Marshall Islands introduces world's first crypto-based universal income scheme

6:37 pm on 27 November 2025
Commemorative bitcoin coins are in Yichang, Hubei province, China, on December 5, 2024. (Photo by Costfoto/NurPhoto) (Photo by CFOTO / NurPhoto / NurPhoto via AFP)

Paul confirmed that several Pacific Island nations (though he would not say which) had approached him to understand more about the scheme - and whether they could do it themselves. Photo: CFOTO / NurPhoto via AFP

The Marshall Islands is giving away free cash to its more than 33,000 citizens.

The government announced its universal basic income (UBI) system on Wednesday, with blockchain as its main mode of delivery.
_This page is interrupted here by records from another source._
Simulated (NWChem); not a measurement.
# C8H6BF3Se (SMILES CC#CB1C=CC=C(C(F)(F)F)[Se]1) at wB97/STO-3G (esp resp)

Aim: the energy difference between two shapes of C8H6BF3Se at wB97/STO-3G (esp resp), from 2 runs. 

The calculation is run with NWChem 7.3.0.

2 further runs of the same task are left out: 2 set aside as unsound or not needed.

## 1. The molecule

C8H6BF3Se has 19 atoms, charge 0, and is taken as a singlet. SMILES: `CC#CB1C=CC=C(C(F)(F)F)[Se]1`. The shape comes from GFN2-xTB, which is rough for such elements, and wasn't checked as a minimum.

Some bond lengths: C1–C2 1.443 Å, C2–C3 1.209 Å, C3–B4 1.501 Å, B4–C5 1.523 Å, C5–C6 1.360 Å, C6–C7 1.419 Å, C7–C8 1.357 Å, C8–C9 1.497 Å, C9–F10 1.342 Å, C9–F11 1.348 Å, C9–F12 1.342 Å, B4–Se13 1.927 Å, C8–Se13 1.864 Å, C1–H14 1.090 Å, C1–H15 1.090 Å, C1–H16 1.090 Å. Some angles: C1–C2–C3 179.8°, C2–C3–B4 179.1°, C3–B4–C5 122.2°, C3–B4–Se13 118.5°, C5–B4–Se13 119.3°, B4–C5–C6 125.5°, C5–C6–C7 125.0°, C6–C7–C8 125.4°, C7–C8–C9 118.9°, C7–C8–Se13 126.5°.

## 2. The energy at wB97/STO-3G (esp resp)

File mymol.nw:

It marks the first system of its kind in the world, where each citizen is periodically paid an equal sum regardless of how much they are making, it said.

Marshall Islands will give their citizens US$800 per year, per person, paid out quarterly. Citizens will have the option of receiving their payment via a stablecoin called USDM1, by cheque, or by bank deposit.

A stablecoin is a cryptocurrency pegged to a real-world asset or group of assets - in this case, US Treasury bonds, tethering it to the ever-changing value of the US Dollar.

Citizens can now access payments on a digital wallet called Lomalo, bypassing the need for bank account and thus, the RMI said, reaching the remotest parts of the nation where access to banking may not be a guarantee.

Alongside the lump-sum payment, the programme offers larger payments to those in extraordinary circumstances for issues such as food and housing.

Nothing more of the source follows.